The Blockchain Association, the Crypto Council for Innovation, and The Digital Chamber sent a joint letter June 21 to House Ways and Means Committee leaders Jason Smith and Richard Neal. The groups said the bill should pass “as introduced” because it would give miners and stakers clearer tax rules. They wrote that “after years of uncertainty” the proposal offers a compromise for builders and lawmakers.
The dispute centers on when mining and staking rewards should be taxed. Under current IRS guidance, miners and stakers may owe tax when they receive rewards, based on the market value at that time. The crypto lobby calls this “phantom income” because users may owe tax before they sell the asset.

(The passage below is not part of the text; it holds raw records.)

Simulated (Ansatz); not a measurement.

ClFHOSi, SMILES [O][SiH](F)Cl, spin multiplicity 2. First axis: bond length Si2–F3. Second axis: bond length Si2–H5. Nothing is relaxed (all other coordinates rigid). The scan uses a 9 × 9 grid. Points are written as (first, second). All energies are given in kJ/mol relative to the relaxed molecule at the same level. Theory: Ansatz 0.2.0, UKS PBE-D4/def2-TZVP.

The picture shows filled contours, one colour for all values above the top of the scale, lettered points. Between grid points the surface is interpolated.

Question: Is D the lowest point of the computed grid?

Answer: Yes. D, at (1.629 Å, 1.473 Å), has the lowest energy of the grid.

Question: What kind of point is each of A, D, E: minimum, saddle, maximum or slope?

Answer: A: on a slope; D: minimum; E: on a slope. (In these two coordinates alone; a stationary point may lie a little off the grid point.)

H.R. 9175 would let taxpayers choose when to recognize rewards for tax purposes. They could pay tax when they receive the crypto or defer it until they sell or dispose of it. The groups said this approach keeps income taxable while reducing pressure to sell tokens to cover tax.
The letter also noted that proof-of-work and proof-of-stake networks secure more than $1.7 trillion in value. The groups argued that clearer rules would help ensure these networks “can be secured by Americans in America.”
The bill has not moved beyond the House Ways and Means Committee. It was introduced before a June legislative hearing as part of a wider crypto tax package. That package also includes the PARITY Act, which would direct the IRS to review small crypto transactions.
Rep. Steven Horsford filed an amendment that would limit reward tax deferral to five years. Crypto Council for Innovation CEO Ji Hun Kim opposed the change in a post on X, saying it would “break” the bill and raise “negligible revenue.”
The joint letter made a similar argument. It said a five-year limit would add recordkeeping costs and force taxpayers to track time-based recognition events across wallets and accounts. The groups said the amendment would bring back the problems the bill seeks to fix.
The American Bankers Association has opposed the measure. The banking group said the bill would treat crypto rewards differently from dividends, bank interest, and other returns that taxpayers report each year. It said the proposal would show “clear favoritism” for crypto over other asset classes.
The ABA argued that delayed taxation could help crypto rewards compound in ways common savings products cannot. It said the bill could reshape how Americans compare yield from crypto, bank accounts, and traditional investments.
The broader House crypto tax package drew scrutiny at a June 9 hearing. Mike Kaercher of the NYU Tax Law Center warned that reward deferral could act as a tax subsidy and raise abuse concerns. Coinbase tax executive Lawrence Zlatkin said current rules create confusion, hard compliance work, and pressure on the IRS.
The debate now sits with Congress. Crypto groups want the bill passed unchanged to settle reward tax timing. Banking groups and tax critics want lawmakers to avoid giving digital assets special treatment in the tax code.
The bill has no scheduled markup or floor vote.